It's the first time that IT companies have taken responsibility for the recycling of used or broken products in the mainland, the world's biggest consumer electronic market.

Lenovo, China's No. 1 PC maker, said on Monday it has started to recycle all products sold in the Chinese mainland starting from yesterday, which include Lenovo-branded computers and Thinkpad laptops.

Owners can send the used products to Lenovo's locations or call Lenovo for a pick up from homes or offices. Lenovo pays a government-authorized firm to recycle the e-waste.

Dell Inc, the world's No. 1 PC maker, also said last week it is offering to recycle its products sold in the mainland free of charge.

The Chinese mainland computer recycling industry is in disorder because many small-size firms use unprofessional chemical methods to recycle or refurbish the machines, which often leave behind contaminants which hurt the environment, industry insiders said.

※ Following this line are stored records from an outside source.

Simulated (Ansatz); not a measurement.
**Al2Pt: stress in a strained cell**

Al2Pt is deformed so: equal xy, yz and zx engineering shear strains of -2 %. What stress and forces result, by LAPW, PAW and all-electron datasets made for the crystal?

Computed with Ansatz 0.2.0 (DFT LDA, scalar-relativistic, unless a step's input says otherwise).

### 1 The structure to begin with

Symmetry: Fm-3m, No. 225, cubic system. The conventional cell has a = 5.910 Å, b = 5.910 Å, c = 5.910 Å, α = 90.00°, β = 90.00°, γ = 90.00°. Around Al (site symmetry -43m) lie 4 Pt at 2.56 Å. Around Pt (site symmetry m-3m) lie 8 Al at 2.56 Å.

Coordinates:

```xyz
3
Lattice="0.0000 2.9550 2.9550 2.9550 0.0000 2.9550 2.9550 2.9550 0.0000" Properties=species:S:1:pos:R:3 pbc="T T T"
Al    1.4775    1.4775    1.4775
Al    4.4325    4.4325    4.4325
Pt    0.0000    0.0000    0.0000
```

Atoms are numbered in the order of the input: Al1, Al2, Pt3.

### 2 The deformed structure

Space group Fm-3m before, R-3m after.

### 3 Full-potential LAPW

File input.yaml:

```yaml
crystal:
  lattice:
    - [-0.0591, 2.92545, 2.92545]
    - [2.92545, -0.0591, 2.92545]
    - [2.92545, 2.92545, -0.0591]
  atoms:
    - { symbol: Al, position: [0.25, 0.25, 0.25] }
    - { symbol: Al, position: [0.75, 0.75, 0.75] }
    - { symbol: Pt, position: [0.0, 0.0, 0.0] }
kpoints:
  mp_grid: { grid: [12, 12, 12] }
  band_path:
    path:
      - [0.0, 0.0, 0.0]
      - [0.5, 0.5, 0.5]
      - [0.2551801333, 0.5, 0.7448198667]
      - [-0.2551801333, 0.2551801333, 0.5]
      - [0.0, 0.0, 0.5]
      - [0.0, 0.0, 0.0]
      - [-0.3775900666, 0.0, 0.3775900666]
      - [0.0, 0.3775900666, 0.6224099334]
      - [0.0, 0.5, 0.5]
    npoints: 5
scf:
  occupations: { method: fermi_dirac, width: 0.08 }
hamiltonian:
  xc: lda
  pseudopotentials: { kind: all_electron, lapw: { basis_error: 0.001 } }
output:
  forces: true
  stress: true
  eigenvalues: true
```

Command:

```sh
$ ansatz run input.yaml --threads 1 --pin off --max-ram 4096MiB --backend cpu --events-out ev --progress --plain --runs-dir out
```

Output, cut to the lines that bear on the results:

Since 2003, for which latest figures are available, China's mainland has been producing 1.1 million tons of electronic waste annually, including five million televisions, five million refrigerators, five million computers and more than 10 million mobile phones but the manufacturers of these products did not recycle them.

"It is a nice way to improve corporate image and it is a positive response to the coming (electronic waste control) policy," said Lu Yu, an analyst at Beijing-based CCID Consulting, a research firm under the Ministry of Information Industry.

The Chinese government plans to make producers, distributors and users of domestic appliances and electronic products responsible for the growing amount of high-tech junk they produce. The related policy will take effect as early as next March, MII said.

Decades of strong economic growth have ravaged China mainland's environment.

Under Dell's program, it will offer to pack and test old computer equipment to determine whether it can be resold to another user. If the equipment meets certain specifications, it will be resold with the proceeds going to the original user. The service is only available to enterprise users in the mainland, Dell said in a statement.